Wall Street Journal Article on Children in Worship
John Witvliet is quoted in a Wall Street Journal article on children in worship.
One Sunday in February 2008, I faced a dilemma. After being cooped up all week with a sick 9-month-old baby, I was desperate to get out of my apartment. I wanted to go to church. But I didn’t want to expose other children in the church nursery to my son’s germs. So I decided to bring him into the pew with me and my husband—only to learn that my church had chosen that Lenten Sunday for a very solemn service, full of soft chants and contemplative silences. You can guess where this is going. My baby made joyful noises at inopportune moments. An usher asked us if we would take him out. My husband brought him home. I spent the rest of the service in tears.
We all recovered soon enough, but the experience got me thinking: Should children be in church? This turns out to be a major topic of discussion in a growing number of churches.
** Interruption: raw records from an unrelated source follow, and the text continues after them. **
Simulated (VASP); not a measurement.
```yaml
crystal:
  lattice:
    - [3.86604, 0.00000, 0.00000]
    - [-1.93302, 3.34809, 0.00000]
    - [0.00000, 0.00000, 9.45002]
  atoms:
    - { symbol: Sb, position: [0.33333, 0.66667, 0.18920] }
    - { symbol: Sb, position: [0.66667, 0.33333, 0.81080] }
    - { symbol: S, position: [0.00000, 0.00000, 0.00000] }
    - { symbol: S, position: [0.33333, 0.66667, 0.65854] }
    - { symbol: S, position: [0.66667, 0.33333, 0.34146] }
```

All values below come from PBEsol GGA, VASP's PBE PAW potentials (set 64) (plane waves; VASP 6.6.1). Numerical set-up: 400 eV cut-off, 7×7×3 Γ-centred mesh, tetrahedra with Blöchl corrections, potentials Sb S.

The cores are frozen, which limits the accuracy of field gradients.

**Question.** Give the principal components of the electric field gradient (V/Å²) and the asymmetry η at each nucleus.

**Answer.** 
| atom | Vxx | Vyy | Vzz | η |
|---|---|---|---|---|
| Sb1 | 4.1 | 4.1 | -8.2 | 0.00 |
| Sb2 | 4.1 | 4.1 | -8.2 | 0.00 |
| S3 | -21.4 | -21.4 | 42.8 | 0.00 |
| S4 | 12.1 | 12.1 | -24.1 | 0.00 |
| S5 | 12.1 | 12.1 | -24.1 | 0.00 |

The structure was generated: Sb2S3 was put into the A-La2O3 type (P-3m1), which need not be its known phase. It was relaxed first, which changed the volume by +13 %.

For much of American history, notes John Witvliet, director of the Calvin Institute of Christian Worship in Grand Rapids, Mich., “church was seen as an intergenerational experience,” albeit a rather stern one. The Puritans expected their little ones to be seen and not heard during services. By the 20th century, Americans had developed more progressive notions of childhood, which gave rise to Sunday school and age-appropriate children’s programs.
But the net result was de facto segregation—an uneasy state of affairs, theologically, if you view Christians of all ages as being one in the body of Christ. And so, “in the last 10 years or so, there’s been a renewed interest in intergenerational community,” Prof. Witvliet says, with the idea of “8-year-olds and 80-year-olds sitting next to each other.”